The purpose of introducing timebanking to Wales was to help rebuild communities, overcome divisions, improve interpersonal relationships within society, and improve economic and social opportunities. It was hoped that timebanking might provide alternatives to the self-reinforcing trends toward decline by offering new economic and social opportunities to those living in former mining regions of Wales.  

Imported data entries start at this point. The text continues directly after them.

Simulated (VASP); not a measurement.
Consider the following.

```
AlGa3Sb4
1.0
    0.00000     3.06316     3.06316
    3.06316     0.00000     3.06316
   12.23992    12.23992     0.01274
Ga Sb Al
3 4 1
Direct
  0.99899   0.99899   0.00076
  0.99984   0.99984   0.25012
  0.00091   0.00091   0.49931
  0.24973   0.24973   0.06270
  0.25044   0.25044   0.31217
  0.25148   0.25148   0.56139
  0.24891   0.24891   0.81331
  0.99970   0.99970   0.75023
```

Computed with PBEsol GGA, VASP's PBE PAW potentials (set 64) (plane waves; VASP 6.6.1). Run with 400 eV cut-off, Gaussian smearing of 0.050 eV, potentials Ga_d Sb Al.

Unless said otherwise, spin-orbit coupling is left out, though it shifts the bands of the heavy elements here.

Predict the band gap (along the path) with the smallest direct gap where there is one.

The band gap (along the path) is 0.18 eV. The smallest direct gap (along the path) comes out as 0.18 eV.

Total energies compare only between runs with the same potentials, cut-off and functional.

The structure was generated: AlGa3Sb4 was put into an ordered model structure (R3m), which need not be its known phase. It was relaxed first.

The WICC investigated timebanking and its mechanisms as well as other community currency approaches. The project identified limitations as well as success factors in timebanking. The object was to design timebanking systems that would fit with the Welsh context and offer new ways of organizing people and activities in support of meeting community needs, thus enabling transformation of communities. A conventional (person-to-person) timebanking model was the starting point, but the WICC investigated design variations that might better fit the context and needs of former coalfield areas and communities.  “What that meant in real terms was a shift in how we saw the currency behave. It started moving from a brokered exchange of skills between individuals to more of a purposeful engagement with broader communities through community anchor organizations.”  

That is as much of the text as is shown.